Article

Caveat Emptor

OCTOBER 1982 S.G
Article
Caveat Emptor
OCTOBER 1982 S.G

Of course, the majority of alumni don't live here. Other Eden, demi-paradise though it is, there are reasons not to. It snows a lot, you know? And if it doesn't, you wish it had, because 40° below without snow is a lot colder than 40° below with snow. On the other, other hand, it never quite snows you in good and proper, so you can throw up your hands and settle down to the romantic task of camping out in the house for a few days: No, it's always just possible to dig yourself and your gallant steed out in time to slip, slide, and slither to work, only a few minutes late and in plenty of time to discover that the office is closed because of road conditions.

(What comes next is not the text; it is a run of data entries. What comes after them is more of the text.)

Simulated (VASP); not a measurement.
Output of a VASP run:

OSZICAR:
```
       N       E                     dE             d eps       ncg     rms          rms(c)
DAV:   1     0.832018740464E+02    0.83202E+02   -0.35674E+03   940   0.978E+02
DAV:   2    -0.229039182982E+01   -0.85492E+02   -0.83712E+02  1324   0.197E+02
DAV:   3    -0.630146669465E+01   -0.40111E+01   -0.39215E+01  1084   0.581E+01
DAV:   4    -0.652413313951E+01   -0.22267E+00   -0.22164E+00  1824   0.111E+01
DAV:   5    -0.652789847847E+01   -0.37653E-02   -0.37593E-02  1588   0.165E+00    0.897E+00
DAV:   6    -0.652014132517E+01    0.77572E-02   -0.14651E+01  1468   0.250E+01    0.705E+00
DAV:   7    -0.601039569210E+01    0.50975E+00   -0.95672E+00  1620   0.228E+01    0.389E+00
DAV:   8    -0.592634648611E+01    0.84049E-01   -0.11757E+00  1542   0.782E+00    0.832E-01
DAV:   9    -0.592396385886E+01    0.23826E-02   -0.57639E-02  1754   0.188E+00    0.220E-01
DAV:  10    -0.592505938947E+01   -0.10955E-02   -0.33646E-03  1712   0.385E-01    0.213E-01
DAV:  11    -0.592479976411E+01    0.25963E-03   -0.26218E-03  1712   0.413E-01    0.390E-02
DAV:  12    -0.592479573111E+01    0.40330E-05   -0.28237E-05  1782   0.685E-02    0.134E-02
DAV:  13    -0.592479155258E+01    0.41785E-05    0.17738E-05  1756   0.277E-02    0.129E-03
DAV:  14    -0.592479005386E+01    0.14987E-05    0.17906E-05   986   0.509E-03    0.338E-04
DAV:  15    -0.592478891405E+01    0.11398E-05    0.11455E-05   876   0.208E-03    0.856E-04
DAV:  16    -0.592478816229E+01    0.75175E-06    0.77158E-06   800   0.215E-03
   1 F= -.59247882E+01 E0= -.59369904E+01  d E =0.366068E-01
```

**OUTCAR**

Folks have laughed for years at the old Yankee joke about not being able to get there from here. It's a joking matter from July to October only. The rest of the year it's the simple truth. If the name of the airline connecting Lebanon to the rest of the world doesn't change between the time you buy your ticket and the time the plane leaves, the weather will, several times; and the prospect of chewing fingernails for hours in some bleak airport lounge while connecting flights fall like dominoes puts most of us off plane travel in the winter. Striking out in the car is equally daunting, attempted with the heart in the mouth, "Stay off the brakes!" pounding in the brain, and never enough windshield wash.

There is a train, of course. We have a train that comes and goes each day. It comes at 3:45 a.m. and goes at 11:45 p.m., and statistically it has a more than sporting chance of staying on the tracks (not, however, much chance of arriving anywhere on time: let us be realistic). All in all, the bus is the best bet. If you aren't overly dismayed by the possibility of returning to an ice-skating rink in the living room, you can happily go by bus to Boston or New York, where they know how to deal with snow: give up.

Here we spend our lives trying to outwit it. We pay exhorbitant taxes to finance mammoth road equipment to salt the roads so our cars can rust out as rapidly and efficiently as possible. We muck up our car trunks with leaky containers of sand, ashes, kitty litter, windshield wash, and drygas, not to mention jumper cables, snow shovels, burlap sacks, ice scrapers, tire chains, tow chains, comealongs, and snarled rope. In other places, kids build houses in trees; here grownups build houses for trees. Where else does snowsuit dementia afflict such a high percentage of parents? In what other area of the country would you seriously consider putting the kids' sandbox in the basement?

Don't get the wrong idea. It doesn't always snow. We have a mud season, too. In fact, for sheer tragi-comic drama, it's hard to beat our most humbling initiation rite: combat with a mired automobile.

Usually we go back to snow for a bit after mud season, but we can pretty much guarantee you nary a flake from July right the way through to October. That's a fair stretch, you know. Time to grow a whole mess of green tomatoes. Time to cut, haul, split, and stack enough wood to keep you alive until the next cutting, hauling, splitting, and stacking season. Time to take the snow tires off and put them back on again (not, however, time to get them out of the trunk).

The one thing you can't fault about the place is foliage season. All that glorious color! It would be nice, though, if you could tell from one year to the next when it was going to happen, so that you weren't forever explaining to visitors how it had already peaked or wasn't going to just yet. Still, those of us who live here get to see it whenever it comes. Assuming we remember to look up from the stacking.